Good resolutions for the cook can be made at any time. Certainly I've made my share over the years, but I seem to do better when I start with the New Year.
Usually I've received a new tool or pan for Christmas and probably a cookbook too, both excellent incentives for spending more time in the kitchen. January and February are my favorite cooking months anyway.
It's cold outside, and at this time of year the ailing budget needs all the help it can get.
It's wise to be realistic as well as enthusiastic, however. Home-baked bread is delicious - better for you and cheaper than the supermarket variety - but forget it if you're working full time.
That also applies to comparable niceties such as spaghetti sauce made from scratch, crepes suzette, and homemade noodles.
It's easy to overextend yourself, thus ensuring failure. I found that out one year when my prime resolution was to serve something different for breakfast every day of the year. My family feasted on scones, apple fritters and eggs Benedict.
All went well until one rainy week in March, when I realized it was too much. I served the group oatmeal three days in a row. That was the end of that, and rightly so.
I've made the following list for this year, and it sounds realistic and attainable to me now, but only time will tell:
1. Keep a record of the dinner menu each night. I blush to admit it, but this is a resolution I made four years ago. Each evening I jotted down what we'd had for dinner on the calendar.
I am still constantly referring to that old calendar. It helped me stay out of the rut of relying on old standbys, and it reminded me of family favorites that had slipped my mind.
2. Solve the recipe-clipping problem. I have to do something immediately about this dilemma since I can no longer shut the clipping drawer.
I'll weed out clippings ruthlessly. After I try the recipe, I'll either throw it away or put it in my recipe box. It will be lovely to have an extra drawer in the kitchen.
3. Don't buy any luncheon meats. I have already started implementing this resolution since doing a little arithmetic in the supermarket and discovering, to my dismay, that our favorite brand of hard salami costs more than $5 a pound.
You don't notice the price per pound, or at least I didn't, when you're buying in small quantities.
I pack two lunches each day, so variety is essential, but I've started to utilize leftover meats from dinner, sometimes deliberately buying extra for this reason, poaching the breast of the chicken for sandwiches and making a sandwich spread of the livers.

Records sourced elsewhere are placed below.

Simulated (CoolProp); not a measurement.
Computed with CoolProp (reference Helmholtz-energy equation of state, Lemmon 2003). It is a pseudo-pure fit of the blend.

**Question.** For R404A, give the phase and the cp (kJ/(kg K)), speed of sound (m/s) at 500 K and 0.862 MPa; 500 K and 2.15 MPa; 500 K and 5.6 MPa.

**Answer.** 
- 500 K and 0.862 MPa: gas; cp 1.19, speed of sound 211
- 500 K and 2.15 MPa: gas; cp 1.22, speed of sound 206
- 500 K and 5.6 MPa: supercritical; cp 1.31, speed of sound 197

If all else fails, I plan to fall back on the old staples of egg salad; peanut butter; chopped olives; and bacon, lettuce, and tomato.
4. Have more family cooking days. We started this plan last year and it's truly a winner. Everybody had fun, and what a boon for the cook. We managed three this year, Saturdays when all of us stayed home and cooked together.
Once, we made tamales. There's a job for everyone. Set the youngest to softening the corn husks in water while the rest stir up the masa and prepare the filling. We set up an assembly line for filling the tamales, and made enough for six future meals.
Another time, we made individual pizzas for the freezer. Each concocted his own favorite topping.
The third time, we baked. My husband and I made four apple pies while the children baked cookies. This is a resolution that could easily become a tradition.
5. Keep an eye open for ethnic markets. I have had several rewarding experiences in ethnic markets this year, and I plan to make this resolution a must for 1983.
I stopped at an Italian store to buy olive oil recently, only to discover that they also sold Italian sausage, both hot and mild, which is made on the premises. It was cheaper and better than the supermarket variety - and even cheaper when bought in a five-pound box for the freezer.
Oriental markets often have the best quality and prices on pork, fish, and seafood. Squid seems to always be at least 20 cents a pound cheaper there than at the supermarket, and usually the squids are larger and easier to clean and stuff.
Perhaps my best find so far is a tiny Vietnamese charcuterie, where ducks and a whole suckling pig hang from the rafters. Despite the language barrier, I managed to purchase a duck, a pound of exquisite pate, and a marvelous galantine.
6. Further lengthen time between shopping forays. Staying out of the grocery store is the best way I know to save money. I used to shop weekly, but have gradually lengthened the period to 10 days.
My present goal is two, or perhaps even three, weeks. It's entirely possible since I know by now exactly what I need for a given period and have ample storage room.
I make a quick weekly trip for milk and bread, looking neither to left nor right and zipping right through the quick-check line. I store my canned goods in boxes in the garage. People who hear that I don't shop weekly ask, ''What if you forget something?''
If I forget, and I frequently do, I improvise or we simply do without. We did without paper towels very nicely for over a week once, and the cat thrived on table scraps when we ran out of cat food.
Six resolutions are plenty for me. I'll probably be lucky if I manage to keep three of them, but I plan to try mightily. After all, I'll be older and wiser in 1983.